Thinking Strategically About a Value Allocation to Emerging Markets
For Professional Investors Only
A Value Advantage in Emerging Markets
A hallmark of emerging markets is growth. Some, therefore, suggest that these markets are not a natural habitat for valuation-based investing. To the contrary, our own research, along with that of many theoreticians, has demonstrated that using a valuation-based approach in the developing world has been a superior strategy. Research has also shown that there is no reliable correlation between GDP growth and stock performance — so the rapid economic development of the emerging markets is not an argument for applying the growth investment style.
Figure 1 examines the difference in returns between low price-to-book stocks (Cheapest Quintile*) and the broad market over the period 1992 through June 2023. The data suggest a significant advantage for value stocks in emerging markets.

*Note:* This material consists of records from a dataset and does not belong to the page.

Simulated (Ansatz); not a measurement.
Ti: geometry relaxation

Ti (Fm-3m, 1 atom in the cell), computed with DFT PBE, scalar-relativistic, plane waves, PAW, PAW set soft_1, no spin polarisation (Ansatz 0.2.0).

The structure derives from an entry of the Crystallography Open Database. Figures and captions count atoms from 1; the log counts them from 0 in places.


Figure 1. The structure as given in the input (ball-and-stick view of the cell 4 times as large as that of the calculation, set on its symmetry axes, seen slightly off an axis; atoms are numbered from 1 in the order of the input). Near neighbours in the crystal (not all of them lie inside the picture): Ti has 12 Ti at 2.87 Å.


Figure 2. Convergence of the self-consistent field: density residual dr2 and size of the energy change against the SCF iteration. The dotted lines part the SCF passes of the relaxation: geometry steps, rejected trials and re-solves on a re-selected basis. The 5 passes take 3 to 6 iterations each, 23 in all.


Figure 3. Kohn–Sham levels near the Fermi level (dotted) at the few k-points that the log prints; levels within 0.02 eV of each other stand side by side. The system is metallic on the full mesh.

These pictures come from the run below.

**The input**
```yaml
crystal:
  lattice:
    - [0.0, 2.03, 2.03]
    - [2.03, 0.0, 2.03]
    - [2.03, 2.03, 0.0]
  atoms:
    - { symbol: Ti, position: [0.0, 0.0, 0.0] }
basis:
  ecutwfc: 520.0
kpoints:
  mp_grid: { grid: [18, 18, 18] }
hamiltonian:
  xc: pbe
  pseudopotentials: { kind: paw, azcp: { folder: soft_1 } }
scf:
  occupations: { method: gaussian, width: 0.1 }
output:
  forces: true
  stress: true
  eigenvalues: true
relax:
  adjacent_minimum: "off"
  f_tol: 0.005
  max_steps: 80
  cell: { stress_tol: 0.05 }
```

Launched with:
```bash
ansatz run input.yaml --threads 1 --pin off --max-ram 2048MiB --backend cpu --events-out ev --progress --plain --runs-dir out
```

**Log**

A Research-Driven, Long-Term Approach is Key
Picking from the cheapest stocks within an investment universe, we rely on detailed research to distinguish companies facing near-term distress that’s reparable from those that may subject investors to the permanent impairment of capital. While poor short-term earnings visibility can continue to weigh on these companies’ stock prices, the longer the holding period, the greater the prospect of earnings improvement and subsequent returns for a stock. Over five-year rolling periods, deep value stocks (the cheapest 20% of shares in the universe*) beat the MSCI Emerging Markets Index 75% of the time (Figure 2: the most undervalued stocks are displayed on the y-axis, the broad index on the x-axis; orange dots above the line reflect value outperformance), resulting in average annualized outperformance of 7.96%. Because many investors are concerned about risk mitigation, we compared results when the emerging-market index posted negative 5-year returns. The cheapest stocks outperformed the broad index during these 5-year periods by an average of 12.80% (annualized). This illustration demonstrates what our data have shown more broadly — following extreme periods of market stress, deep value stocks tend to outperform by a wide margin.
Why Value Works
The history of investing demonstrates that valuation distortions are common, observable, and exploitable. A value investment style works in emerging markets for precisely the same reasons that it works everywhere else: Human beings are emotional creatures who tend to
- Overreact to near-term events.
- Misjudge the likelihood of a future event.
- Have an overconfidence in their ability to predict outcomes.
Emerging markets — less well understood and mature than their developed world counterparts — are just as susceptible to the cycles of fear and euphoria (i.e., overreaction). Therefore, it should come as little surprise that a valuation-based approach has worked as well, if not better, in the emerging markets as the developed world. Figure 3 (which shows the spreads in relative returns between the cheapest stocks and the respective market) makes a clear case for value in emerging markets. Over the 35-year-plus period shown, the cheapest stocks globally have outperformed their respective markets by a meaningful amount, in both developed markets and emerging markets.
Reversion to the Mean
Reversion to the mean exists in two key factors that contribute to stock returns — valuation and company performance. We see reversion to the mean in valuations precisely because cognitive biases cause investors to overweight information such as recent news and underweight salient fundamental data about long-term prospects, causing prices to temporarily swing away from their fundamental values. This leads investors to undervalue companies that are experiencing some form of distress.
As for company performance, we believe that very high levels of profitability or earnings growth usually are not sustainable and tend to be overvalued. The odds are against the sustainability of perfection, but the price of the stock is often set by investors whose confidence that their company will beat the odds is too high.
We also believe that very poor profitability can be temporary. Over time, cycles turn, management takes actions, costs are cut, and excess industry capacity diminishes. The odds favor improvement, but investors often cannot look past near-term problems. With fewer than 20% of emerging markets strategies identifying as value, chances are you are underexposed to this compelling opportunity set. Pzena has adhered to a classic value, research- driven approach rigorously applied since the firm’s inception more than 27 years ago.